Two guys. One front yard. Clothing very optional. Admiration of participants mutual. (Note: the temperature that day was under 10 degrees Celsius.)
(3) DWD is no longer a resident. After a visit from Animal Control, DWD disappeared. AC called me maybe two months later to inquire how things were, and I said it was quiet since they took the dog. They said that they didn't. When I told them DWD was gone, they were bothered because he can't move the dog without court approval. So he was supposed to get yet another visit. No idea what happened re. all that. However, DW has adopted a second cat. Or it's taken the constant open door as an invitation to move in. The smelly old pillow has survived the winter, yet again. Winter after winter, rain storm after rain storm, it stays on the front step, ready for Doublewide to plop his exposed ass crack on it, maybe consume a meal, maybe just sit and stare into the void.

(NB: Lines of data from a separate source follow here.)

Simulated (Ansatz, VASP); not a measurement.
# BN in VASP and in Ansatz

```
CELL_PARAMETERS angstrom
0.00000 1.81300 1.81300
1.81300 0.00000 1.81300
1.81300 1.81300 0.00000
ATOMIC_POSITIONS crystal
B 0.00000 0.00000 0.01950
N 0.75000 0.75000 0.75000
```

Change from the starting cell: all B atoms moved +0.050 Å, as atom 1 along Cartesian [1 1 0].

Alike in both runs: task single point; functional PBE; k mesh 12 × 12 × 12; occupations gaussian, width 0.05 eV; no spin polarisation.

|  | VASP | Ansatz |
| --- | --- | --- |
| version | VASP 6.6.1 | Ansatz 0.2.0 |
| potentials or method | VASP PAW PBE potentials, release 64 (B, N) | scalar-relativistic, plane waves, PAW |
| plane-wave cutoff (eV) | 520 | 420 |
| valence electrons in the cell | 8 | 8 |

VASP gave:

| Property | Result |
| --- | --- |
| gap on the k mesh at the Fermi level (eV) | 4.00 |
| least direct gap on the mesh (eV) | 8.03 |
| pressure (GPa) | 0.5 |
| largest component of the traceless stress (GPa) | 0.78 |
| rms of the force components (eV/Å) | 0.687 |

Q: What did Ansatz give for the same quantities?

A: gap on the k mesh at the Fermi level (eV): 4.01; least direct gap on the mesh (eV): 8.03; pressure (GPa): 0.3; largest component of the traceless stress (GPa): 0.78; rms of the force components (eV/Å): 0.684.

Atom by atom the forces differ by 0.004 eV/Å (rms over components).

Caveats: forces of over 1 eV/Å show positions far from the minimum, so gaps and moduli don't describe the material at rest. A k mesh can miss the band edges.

(4) The unanswered question remains whether DW has finally graduated from university. I think this was either year five or six, so it stands to reason that he's got to be getting close (stopped clocks and all). I don't imagine we'll know until late August rolls around and whether he starts heading out with a book bag over his shoulder.
Doublewide and Little Dick, who is amping up the cool factor by wearing a green faux straw hat. He might also be ready to start going, "woot woot."